Ma Chere and I were down on the Mall today to celebrate the Inauguration. Our caregiver had the kids, so we headed down around 8:30am or so. Our metro train originated one spot away, so we got a seat. The driver kept changing her mind about which stations were closed. Finally she announced "L'Enfant is...off the chain." We got off at Gallery Place.

I hoped to stand in the same spot where I had held a sign ("One Mandate: Ballot Reform") and booed in 2001, and maybe kiss my wife there. (We didn't meet until two months later.). But the pedestrian access to the parade route was choked with people. So we picked and darted our way west of the White House and down to the Mall. We hopped over some chains and cement barriers, and eventually found a spot on the hill where the Washington Monument stands. With that monument over our shoulder and a view of the Capitol and a pair of jumbotrons in front of us, we stood and waited in the cold for a few hours.

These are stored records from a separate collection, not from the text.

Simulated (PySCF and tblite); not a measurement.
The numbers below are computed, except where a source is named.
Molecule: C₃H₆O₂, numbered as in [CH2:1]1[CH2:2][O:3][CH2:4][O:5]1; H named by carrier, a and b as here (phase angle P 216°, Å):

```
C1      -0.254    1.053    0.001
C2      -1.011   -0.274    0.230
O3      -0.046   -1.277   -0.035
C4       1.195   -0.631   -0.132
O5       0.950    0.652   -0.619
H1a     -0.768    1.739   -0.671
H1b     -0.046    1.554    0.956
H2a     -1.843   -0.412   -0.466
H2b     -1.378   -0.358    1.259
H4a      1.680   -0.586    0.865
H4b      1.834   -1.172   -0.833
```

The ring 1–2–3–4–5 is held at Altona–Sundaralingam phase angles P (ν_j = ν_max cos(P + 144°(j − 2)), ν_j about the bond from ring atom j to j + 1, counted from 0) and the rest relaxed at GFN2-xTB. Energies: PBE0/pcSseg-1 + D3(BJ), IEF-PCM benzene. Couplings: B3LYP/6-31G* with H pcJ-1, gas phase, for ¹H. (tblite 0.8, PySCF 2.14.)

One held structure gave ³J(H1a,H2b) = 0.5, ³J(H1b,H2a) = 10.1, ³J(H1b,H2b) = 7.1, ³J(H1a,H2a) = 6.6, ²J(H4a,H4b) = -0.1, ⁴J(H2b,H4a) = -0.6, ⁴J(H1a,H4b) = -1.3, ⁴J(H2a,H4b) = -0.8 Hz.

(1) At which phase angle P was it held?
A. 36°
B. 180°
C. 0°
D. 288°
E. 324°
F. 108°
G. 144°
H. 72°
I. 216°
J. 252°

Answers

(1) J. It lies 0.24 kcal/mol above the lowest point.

From the hill, we could see the crowds. I've seen crowds before, but none like that. The AP said over 1 million, and it was certainly easy to imagine 1,000 blocks of 1,000 people from where we stood. It was awesome, standing at roughly the midpoint between the steps of the Capitol and the steps of the Lincoln Memorial.

The crowd was so peaceful and polite. I've read that democracy is a religion, and people were definitely respecting their co-religionists. Once the formal program was underway, announcements to "please sit" or "please stand" were greeted with mirth. The claps of gloved hands resounded like thunderstrikes.

The inaugural speech was great, and if you look I'll bet you can find a video of it on the WWW.

After it was over, it was nuts. Watching 1m people drain out of perhaps 15 points of egress took a while. Unfailingly polite, the crowd let us escape after about 75 minutes. We saw the Marine helicopter fly overhead at about 2pm. It circled back around, presumably to see the spectacle again (as opposed to a victory lap.)Another 15 minutes, and we were having lunch in an Adams Morgan restaurant.

For a bedtime story, I told Boom about how kings used to transfer power: from father to son, rarely to daughter, and all to frequently after much fighting. But now Barrack Obama gets to fly the big, pointy helicopter over our house. (Boom feels bad that John McCain doesn't get to ride.).

For his bedtime song, I sang him the National anthem.